At the cost of some chronological backtracking, we will trace each of the
three main movements: first the logical positivists, whose flagship was the
Vienna Circle; then the ordinary language movement, which originated in
British networks simultaneously with Russell’s logicist movement and claimed
Wittgenstein as apostate from one movement to the other. Finally we return
to the German side to pick up the parallel development originating in the
networks of mathematicians and of Neo-Kantians that became phenomenology
and eventually existentialism. The two big German movements, starting from
much the same roots, reorganized the intellectual field around new conflicts
and grew steadily more opposed. In the process the older Neo-Kantianism
which dominated philosophy during the period of disciplinary differentiation,
was displaced from the center of the attention space.
The Vienna Circle is an amalgam of three ancestral networks: Neo-
Kantians, physicist-positivists, and mathematician-logicians of the foundations
struggle.^23 In the personal intersection of these networks and the super-concen-
tration of the oppositions going on both within and among each group, we
find the source of the creative energy of the Vienna Circle (see Figure 13.4).

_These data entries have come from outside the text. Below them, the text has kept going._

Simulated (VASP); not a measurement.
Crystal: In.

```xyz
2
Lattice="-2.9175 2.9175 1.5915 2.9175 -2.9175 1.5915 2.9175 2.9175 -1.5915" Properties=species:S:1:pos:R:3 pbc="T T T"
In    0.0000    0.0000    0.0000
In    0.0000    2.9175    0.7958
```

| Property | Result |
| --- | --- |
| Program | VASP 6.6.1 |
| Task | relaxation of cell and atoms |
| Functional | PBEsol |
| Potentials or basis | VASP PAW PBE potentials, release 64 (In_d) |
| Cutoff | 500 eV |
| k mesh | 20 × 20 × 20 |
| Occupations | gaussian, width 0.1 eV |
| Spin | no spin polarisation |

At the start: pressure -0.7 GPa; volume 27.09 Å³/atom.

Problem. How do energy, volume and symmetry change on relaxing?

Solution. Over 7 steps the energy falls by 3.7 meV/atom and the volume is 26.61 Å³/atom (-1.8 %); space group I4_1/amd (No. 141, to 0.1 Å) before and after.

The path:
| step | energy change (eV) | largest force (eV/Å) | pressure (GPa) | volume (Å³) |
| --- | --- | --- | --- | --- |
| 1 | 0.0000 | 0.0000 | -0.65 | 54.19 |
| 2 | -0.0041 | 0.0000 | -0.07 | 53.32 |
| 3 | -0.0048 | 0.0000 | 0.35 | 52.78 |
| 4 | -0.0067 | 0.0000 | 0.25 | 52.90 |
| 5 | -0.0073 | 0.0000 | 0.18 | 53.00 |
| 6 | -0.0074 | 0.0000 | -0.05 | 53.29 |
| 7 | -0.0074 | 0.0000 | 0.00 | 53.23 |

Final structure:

When logical positivists superseded Neo-Kantians, they broke up a modus
vivendi among scientists and philosophers going back to Helmholtz in the
1850s. The laws of mathematical science had long been defended by Cohen’s
Marburg school. The interpretation by Cohen’s pupil Cassirer of the new
phenomenalistic physics was widely regarded as preserving objectivity better
than Mach’s extremism, and as providing the best philosophical interpretation
of Einsteinian relativity theory. Cassirer in 1910 held influentially that matter,
substance, and force have no ontological reality; the subject of science is mere
phenomenological description, structured by theoretical statements of func-
tional connections. At virtually the same time, Vaihinger became famous for
his Philosophy of As-If (1911), stating that we operate on the basis of necessary
fictions taken as if they were true.^24 Schlick and Reichenbach, too, were avowed
Kantians up to the early 1920s, as were Carnap and Popper still later.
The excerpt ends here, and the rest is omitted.